X-Ray Fluorescence (XRF) on the object under the corrosion crust and on cross-section with portable X-ray fluorescence spectrometer (NITON XL3t 950 Air GOLDD+ analyser, ThermoFischer®).

X-Ray diffraction (XRD) on corrosion product.  Data collected was performed using Mo-Kα radiation (λ = 0.71073Å, beam diameter 0.5mm) and XRD patterns measured on a Stoe Mark II-Imaging Plate Diffractometer System equipped with a graphite-monochromator. Two-dimensional diffraction images (10min per exposure) were obtained at an image plate distance of 200mm with a continued sample rotation. Resolution of Dmax 24.00 and Dmin 1.04Å and intensity integration performed over the entire image (360°).

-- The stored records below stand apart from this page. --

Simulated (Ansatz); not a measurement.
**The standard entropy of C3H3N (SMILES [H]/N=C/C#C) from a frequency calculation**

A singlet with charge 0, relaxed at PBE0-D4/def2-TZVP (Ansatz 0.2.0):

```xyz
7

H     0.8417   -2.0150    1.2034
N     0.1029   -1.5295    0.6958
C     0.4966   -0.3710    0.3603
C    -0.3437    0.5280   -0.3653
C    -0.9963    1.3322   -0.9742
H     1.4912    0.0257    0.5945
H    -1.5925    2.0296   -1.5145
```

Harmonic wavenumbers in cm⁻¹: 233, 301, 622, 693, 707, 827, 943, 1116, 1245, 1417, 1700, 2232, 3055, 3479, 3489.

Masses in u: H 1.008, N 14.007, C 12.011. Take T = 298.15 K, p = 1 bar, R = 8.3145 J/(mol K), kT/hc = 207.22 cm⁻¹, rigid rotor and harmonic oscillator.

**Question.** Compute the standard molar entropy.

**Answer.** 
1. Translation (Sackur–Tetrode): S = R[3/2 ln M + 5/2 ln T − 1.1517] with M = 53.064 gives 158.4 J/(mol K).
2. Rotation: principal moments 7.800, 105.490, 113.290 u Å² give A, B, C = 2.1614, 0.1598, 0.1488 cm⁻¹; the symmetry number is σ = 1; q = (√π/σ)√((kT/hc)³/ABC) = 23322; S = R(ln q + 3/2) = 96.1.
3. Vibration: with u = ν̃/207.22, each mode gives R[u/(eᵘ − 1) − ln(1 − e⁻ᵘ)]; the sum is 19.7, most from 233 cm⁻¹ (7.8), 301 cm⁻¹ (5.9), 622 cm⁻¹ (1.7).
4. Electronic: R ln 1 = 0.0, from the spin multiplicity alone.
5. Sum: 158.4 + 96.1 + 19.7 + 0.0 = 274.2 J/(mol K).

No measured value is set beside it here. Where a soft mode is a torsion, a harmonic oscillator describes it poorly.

The metal (M2 in Fig.9 and M1 in Fig. 10) was analysed on the broken edge of the bottom of the artefact where despite a highly corroded surface, the metal seems to be well preserved. A tomography confirmed this hypothesis (see Figs. 11-12).The XRF analyses revealed that the metal is a leaded bronze with remains of gold leaf on the surface (table 1, Au was detected in the measurement spots 4,5 and 6) (Scott et Swartz, 2002; Gouda et al., 2012; Mohammed et Darweesh, 2012).

Areas/

elements (mass%)

Cu Pb Sn Sb Ag Zn Ni Pd Au Si Al Fe S Ti P Cd
1 68.9 9.5 0.2 0.06 

<  

< 0.04 < < 13.4 3.7 1.4 2.2 0.2 0.3 <
2 78.1 12.3 2.4 0.3 0.2 < 0.1 < < 2.8 1.8 1.9 < 0.1 < <
3 83.3 11.6 1.4 0.2 < < 0.04 < < 1.4 1.3 0.5 < 0.05 < <
4 80.6 11.4 0.5 < 0.2 0.08 0.1 0.1 0.9 < < 2.1 < 0.5 < 0.1
5 76.5 11.3 0.5 < 0.4 0.1 0.1 0.2 6.6 < < 2.8 < 0.7 < 0.2
6 89.8 5.6 0.2 < 0.2 0.1 0.4 0.1 1.8 < < 1.1 < 0.2 < 0.08

Table 1: Chemical composition of the artefact in the areas located on figures 2, 4 and 5. Method of analysis: portable XRF, acquisition time 60s. Areas 1-3: mode general metal, 20/20/20s. Areas 4-6: mode precious metal.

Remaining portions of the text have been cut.